PERSONAL TRAVEL MANAGER | TOWNSVILLE
TRAVEL MANAGERS AUSTRALIA
Being a unique country in east Asia like no other and with so much to offer, Japan has become a very popular holiday destination amongst travellers. Its mix of old and new will astound you. And with its old school culture, fresh cuisine, thrilling city stays, world class skiing and relaxing hot springs, it’s no wonder the Land of the Rising Sun shines.
How to get there
Without a doubt, the Jetstar direct flights from Cairns is the most common way to travel to Japan. Currently the flights from Cairns to Tokyo return operate six times per week. The flights from Cairns to Osaka return operate five times per week. Each flight is a mere 7 hour and 30 minutes in duration. If required, there are also connecting flights from Townsville to Cairns return. There are many internal Japan flights and rail travel is a very typical form of transportation in and between cities.
When to go
When to visit Japan depends on your requirements. Hitting the ski slopes is right on trend at the moment. Niseko, located in the north most island of Hokkaido, has some of the best ski slopes in the world. To take full advantage of the best powder, travel between late December to mid-March. Cherry Blossom season, known as sakura, is another favourite time for visitors to Japan. It’s always best to check the Cherry Blossom season prior to booking as it can differ each year and in different parts of the country. If your plan is to relish the countryside, it would be best to travel between April to May or September to October when it’s not so hot. In general, Japan has four distinct seasons, opposite to Australia, but keep in mind that temperatures drop the more north you travel.
Where to stay
My five favourite areas to stay are; Tokyo – the thriving metropolis of Japan. Its quirky personality and anything goes attitude will leave your jaw dragging on the floor. Enjoy a coffee surrounded by cats at a cat café, visit the Trick Art Museum, where you can pretend to be chased by sharks or trapped in Dracula’s wine glass or simply make a purchase at a vending machine, such as flowers, an umbrella or a toasted sandwich if you are feeling hungry. For a more cultural experience, head to Kyoto. Stay in a Ryokan – a traditional Japanese inn. Visit some of the many shrines and temples, for example, Fushimi Inari-taisa, a Shinto shrine with striking famed gates. To immerse yourself in natural beauty, make the trip to Miyajima (Hiroshima), one of the most scenic areas of Japan. Take pictures of the giant torii gate, which at high tide seems to float on the water. This area is great for peace and tranquility. Hakuba is a good option for those who want to ski but don’t want to travel by air, as it’s about a four-hour train ride from Tokyo. Not as populated as Niseko, Hakuba is a smaller ski area, however, still has a village feel. For different scenery and amazing views, consider a stay at Mount Fuji. Being an active volcano and Japan’s highest mountain, its best viewed during the colder months.
What to do
My top five things to do in Japan are; Sumo, a form of heavyweight wrestling, is a must. The tournaments are held during the odd months and last for 2 weeks at a time, in various locations around Japan. A traditional Tea Ceremony – the choreographic ceremony of preparing and serving green tea, together with Japanese sweets, to balance the bitter taste, is a pleasant tradition to witness. Tokyo Disney Resort and Tokyo DisneySea, are great options for families. Located about 30 kilometres east of Tokyo city, these Disney Resorts will keep children entertained for a whole day. Relax at an onsen, one of the many hot springs scattered throughout Japan. Check out Golden Gai in Shinjuku, a neighbourhood that squeezes over 200 miniature bars in a network of six alleys – definitely an eye opener!

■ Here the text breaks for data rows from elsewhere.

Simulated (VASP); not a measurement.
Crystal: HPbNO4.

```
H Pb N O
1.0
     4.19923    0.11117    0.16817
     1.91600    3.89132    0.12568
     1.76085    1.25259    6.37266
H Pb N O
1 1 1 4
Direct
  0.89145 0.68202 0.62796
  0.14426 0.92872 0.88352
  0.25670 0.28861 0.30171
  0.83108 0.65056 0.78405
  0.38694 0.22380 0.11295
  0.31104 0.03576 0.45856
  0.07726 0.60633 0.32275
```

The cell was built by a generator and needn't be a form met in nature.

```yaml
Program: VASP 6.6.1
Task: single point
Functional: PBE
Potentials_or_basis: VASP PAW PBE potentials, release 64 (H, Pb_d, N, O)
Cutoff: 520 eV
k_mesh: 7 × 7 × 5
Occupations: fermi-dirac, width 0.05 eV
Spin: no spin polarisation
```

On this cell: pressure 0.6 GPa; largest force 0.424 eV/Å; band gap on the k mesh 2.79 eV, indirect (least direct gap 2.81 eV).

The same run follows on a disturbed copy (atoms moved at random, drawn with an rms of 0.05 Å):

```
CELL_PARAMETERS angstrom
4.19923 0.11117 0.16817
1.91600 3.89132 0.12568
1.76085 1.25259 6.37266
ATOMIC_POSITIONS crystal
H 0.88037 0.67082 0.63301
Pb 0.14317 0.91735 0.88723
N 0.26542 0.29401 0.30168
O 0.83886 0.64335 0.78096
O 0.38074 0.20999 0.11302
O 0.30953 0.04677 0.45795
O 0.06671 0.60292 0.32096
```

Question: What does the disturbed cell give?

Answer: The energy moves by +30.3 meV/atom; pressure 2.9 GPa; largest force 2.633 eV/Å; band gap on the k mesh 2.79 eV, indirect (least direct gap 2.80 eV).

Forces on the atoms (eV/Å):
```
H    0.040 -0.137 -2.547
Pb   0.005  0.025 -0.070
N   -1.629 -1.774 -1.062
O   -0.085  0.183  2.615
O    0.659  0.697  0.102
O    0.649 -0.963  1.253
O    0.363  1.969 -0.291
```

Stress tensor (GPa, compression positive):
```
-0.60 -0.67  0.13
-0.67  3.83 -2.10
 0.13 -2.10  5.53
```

Contrary to what some think, Japanese cuisine is not just about sushi and raw fish, i.e. sashimi. Chicken Teriyaki is always a crowd pleaser with its sweet marinade. Yaki udon, which is essentially stir fried noodles with meat and vegetables tends to hit the spot. For something on the lighter side, try vegetable or seafood tempura – lightly battered and flash fried to perfection. Being a savoury dish, Japanese pancake, aka, okonomiyaki, can be eaten any time of the day – very tasty indeed. Don’t forget to try some sake, Japan’s traditional rice wine. Kanpai!